# How Does C2 Software work with Snow Performance MAF AI?



## Flyweight (Jan 15, 2007)

I have a MK2 VR6 with a V9 supercharger running close to 12 psi. 
I would like to add Snow Performance's MAF AI as it seems to be the cheapest kit that runs off a VW MAF and can meter how much AI to spray at a certain PSI. I also autocross my car so the kit needs to work at all rpm ranges and at all throttle levels. 
This car is also my daily. I would like the AI to activate at around 6psi so that when I am cruzing around I am not using AI. 
I am concerned however because I run C2 management which is not standalone of course. I can not change the fueling to compensate for the AI. 
I would like to run 50/50 water methanol. 
A couple of questions:
1. Is Snow Performance's kit going to work well with my set up? 
2. Am I going to be running rich or lean because of it? 
3. Anyone with experience running C2 software with Snow Performance AI?
4. Where should I plumb the AI nozzle?
Thanks,
Andrew


----------



## Lew_Dog (Apr 23, 2004)

*Re: How Does C2 Software work with Snow Performance MAF AI? (Flyweight)*

Post this in Snow Performance's Forum. http://****************.com/smile/emthup.gif 
http://www.snowperformance.net/forum/


----------



## Flyweight (Jan 15, 2007)

I just posted in the Snow Performance forum. I am shocked that no one has run C2 management with SP AI.


----------



## BLSport (Dec 24, 2005)

*Re: (Flyweight)*

1. Is Snow Performance's kit going to work well with my set up? *Yes.*
2. Am I going to be running rich or lean because of it? *When properly tuned and activated, wideband will read approximately .5 richer A/F ratio.*
3. Anyone with experience running C2 software with Snow Performance AI? *Me (others here do too, but they haven't chimed in).*
4. Where should I plumb the AI nozzle? *I'm assuming that you're using the factory intake manifold, and not using an intercooler; is this correct? If so, a good compromise between charge cooling and detonation control would be to inject just before the throttle body; some of what's injected would have the opportunity to vaporize and pull heat out of the charge, the balance would still be in liquid form when it reaches the cylinders and serve to suppress detonation. Injecting further away from the throttle body (i.e. closer to the supercharger) would pull even more heat out of the charge as there is more opportunity for vaporization, but would serve less to suppress detonation as less would be in liquid form when it reaches the cylinders.*


----------



## Flyweight (Jan 15, 2007)

Thank you BLSport for your response. 
I am running the factory intake manifold and running the system non-intercooled. 
I am more concerned with cooling than detonation suppression. Many people have run 11.5 psi non intercooled on a sc system without detonation. 
The .5 decrease in Air to Fuel...Is that on a 50/50 mix of meth to water? I am thinking of adding more water than meth to comensate for this .5 decrease and bring the A/F ratios back where they should be. Does this sound like a reasonable plan? Any recommended ratio? 40/60?
Thanks,
Andrew


----------



## BLSport (Dec 24, 2005)

*Re: (Flyweight)*


_Quote, originally posted by *Flyweight* »_
The .5 decrease in Air to Fuel...Is that on a 50/50 mix of meth to water? I am thinking of adding more water than meth to comensate for this .5 decrease and bring the A/F ratios back where they should be. Does this sound like a reasonable plan? Any recommended ratio? 40/60?

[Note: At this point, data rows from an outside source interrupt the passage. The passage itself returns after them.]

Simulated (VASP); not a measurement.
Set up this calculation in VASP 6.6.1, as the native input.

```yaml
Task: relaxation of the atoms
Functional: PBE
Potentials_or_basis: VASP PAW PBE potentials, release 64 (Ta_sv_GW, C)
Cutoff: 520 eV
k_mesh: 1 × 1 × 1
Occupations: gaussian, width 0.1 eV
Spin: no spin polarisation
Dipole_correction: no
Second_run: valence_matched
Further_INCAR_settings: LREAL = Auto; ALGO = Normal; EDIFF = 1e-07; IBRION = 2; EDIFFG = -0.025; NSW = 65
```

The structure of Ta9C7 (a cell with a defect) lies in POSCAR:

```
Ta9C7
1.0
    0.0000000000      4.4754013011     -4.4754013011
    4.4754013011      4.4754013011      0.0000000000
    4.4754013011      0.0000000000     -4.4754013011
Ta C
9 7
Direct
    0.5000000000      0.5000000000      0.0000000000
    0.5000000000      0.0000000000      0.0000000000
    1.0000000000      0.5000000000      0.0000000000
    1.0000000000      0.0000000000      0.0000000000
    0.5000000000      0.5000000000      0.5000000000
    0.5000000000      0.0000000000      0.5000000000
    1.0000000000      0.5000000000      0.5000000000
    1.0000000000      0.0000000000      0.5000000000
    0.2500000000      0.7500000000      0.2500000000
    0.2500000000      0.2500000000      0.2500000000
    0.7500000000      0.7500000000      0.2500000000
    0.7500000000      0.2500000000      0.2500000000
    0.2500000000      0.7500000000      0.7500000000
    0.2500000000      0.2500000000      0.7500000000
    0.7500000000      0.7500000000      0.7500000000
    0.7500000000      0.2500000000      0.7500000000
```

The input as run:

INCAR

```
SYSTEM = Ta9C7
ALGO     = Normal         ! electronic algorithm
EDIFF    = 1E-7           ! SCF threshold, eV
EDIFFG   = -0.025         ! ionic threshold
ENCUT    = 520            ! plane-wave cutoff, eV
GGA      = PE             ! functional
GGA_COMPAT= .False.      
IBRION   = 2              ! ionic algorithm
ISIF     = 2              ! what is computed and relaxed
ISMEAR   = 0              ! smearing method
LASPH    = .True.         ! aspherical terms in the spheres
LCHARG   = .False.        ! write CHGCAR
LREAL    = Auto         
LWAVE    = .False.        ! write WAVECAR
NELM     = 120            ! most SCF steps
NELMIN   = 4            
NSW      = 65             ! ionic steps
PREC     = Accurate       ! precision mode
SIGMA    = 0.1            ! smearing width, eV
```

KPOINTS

Yes, this is based on a 50/50 mix of meth/water and yes, you can modify the ratio to effect a smaller change in A/F ratio; 40/60 is a good place to start if 50/50 fattens up your mixture too much.


----------



## Flyweight (Jan 15, 2007)

I am going to give this 40/60 ratio a shot. My understanding is that water has more cooling properties than methanol so I hope that this 40/60 meth to water ratio will essentially add more air density and that combined with less methanol (fuel) will bring down the Air to Fuel ratios to a more optimal level.


----------



## Nailbunny86 (Oct 18, 2005)

*Re: How Does C2 Software work with Snow Performance MAF AI? (Flyweight)*

not to be a thread jacker or anything but im going to run the same set up as you (Flyweight) but with 42# c2 fuel kit and 15psi pulley and i have a SP W/M kit and am now wondering if it will do much of anything at all? i really cant crank up the boost with my charger witch at 15psi on a V2 is maxed out so my question is will i be getting much performance from the cooling side of my meth kit? and how do i tune my meth kit if using 50/50 mix?
do i just turn up/down the pump and mess with the meth controller?


----------



## Flyweight (Jan 15, 2007)

While I can not speak to the tuning part of your question...
Meth and Water cool fantastically. I am talking about a manifold that is cold to the touch! Some test data has shown it to be quite a bit more effective than air to air intercooling. 
On a side note...
15 psi pulleys do not like V1 or V2 chargers. They slip. Most people are boost limited to around 12 psi with both the V1 and V2 and V9 chargers.


----------